Although these studies are all different in terms of implemented traffic interventions (traffic restriction, cut, lockdown, etc.), applied instrumentation (sensors vs. monitors, fixed vs. mobile deployments) and data analysis (normalized based on previous hour [61], normalized based on simultaneous background concentration (our study), normalized based on locations without traffic interventions [77]) and consider different time periods and/or pollutants, there seems to be common evidence that road traffic results in local pollution contributions (NO>NO₂>PM), and local air quality improvements can be expected from when implementing traffic interventions.

4.3. Blueprint for Urban Air Quality Sensor Networks

A total of 79 Belgian municipalities and cities and the Flanders Environmental Agency (VMM) contributed in the research trajectory towards the usability of commercial air quality sensor systems for evidence-based policy making. This trajectory included a literature search and market analysis [64], workshops and survey on the needs and requirements, problem statement, functional properties, and visualization and communication aspects of air quality sensors. After a preparatory phase, the above pilot sensor networks were deployed to address the real-world policy concerns of local authorities. Based on the feedback from the involved cities, sensor data were deemed useful as an evidence base for planned policy measures and were communicated to citizens. The involved municipalities and cities indicated that organizing air quality sensor networks at the local municipal level is still challenging, with sensor selection, data quality evaluation and data analysis as the most challenging processes, requiring support from external experts or agencies.

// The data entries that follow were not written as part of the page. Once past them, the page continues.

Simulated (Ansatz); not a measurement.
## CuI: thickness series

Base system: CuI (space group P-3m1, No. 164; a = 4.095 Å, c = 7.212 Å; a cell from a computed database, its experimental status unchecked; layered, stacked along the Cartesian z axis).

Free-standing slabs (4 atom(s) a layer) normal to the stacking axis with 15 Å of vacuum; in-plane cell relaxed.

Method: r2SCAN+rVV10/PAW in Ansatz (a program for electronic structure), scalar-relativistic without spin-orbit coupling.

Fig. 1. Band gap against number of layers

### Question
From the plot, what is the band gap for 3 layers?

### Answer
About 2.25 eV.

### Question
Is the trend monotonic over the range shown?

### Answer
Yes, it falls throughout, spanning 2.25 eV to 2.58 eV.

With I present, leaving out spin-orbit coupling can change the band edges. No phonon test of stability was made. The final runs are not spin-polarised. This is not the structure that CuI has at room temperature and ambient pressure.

To this end, we developed a hands-on tool (blueprint) for local governments aiming to roll out air quality sensor networks in their municipality or city. The blueprint includes scoping advice and practical tools (e.g., sensor selection tool) with regard to the entire design process, including defining a research question, experimental setup, roll out, data analysis and communication (Figure 12). This blueprint is available online [79].

5. Conclusions

This work describes a collaborative effort of a research institute (VITO), local authorities and the regional environmental agency (VMM) in substantiating local air quality policies with actionable sensor data from commercially available air quality sensor systems (Airly, Kunak). The aim was to evaluate the usability of commercial “low-cost” air quality sensor systems to substantiate evidence-based policy making by quantifying the local pollution contribution from road traffic at a central city square and potential impacts from different traffic measures in a school environment.

Both pilots demonstrate that contemporary air quality sensors are able to accurately quantify air quality impacts from (even short-lived) local traffic measures and contribute to evidence-based policy making, under the condition of a proper methodological setup (background normalization) and data quality (recurrent calibration) procedure. When considering commercially available sensor solutions, co-location campaigns remain vital to benchmark the data quality of the sensors, evaluate the validity of observed effects (sensor precision) and improve sensor performance through calibration. Including a local background location in the sensor network has proven methodologically valuable to normalize for background pollutant dynamics and to quantify local pollutant contributions (i.e., potential impact of local policy measures). Based on the feedback from the involved cities, sensor data were deemed useful and can empower local authorities to implement new air quality management plans. To this end, a blueprint was developed to help local authorities in setting up local air quality senor networks.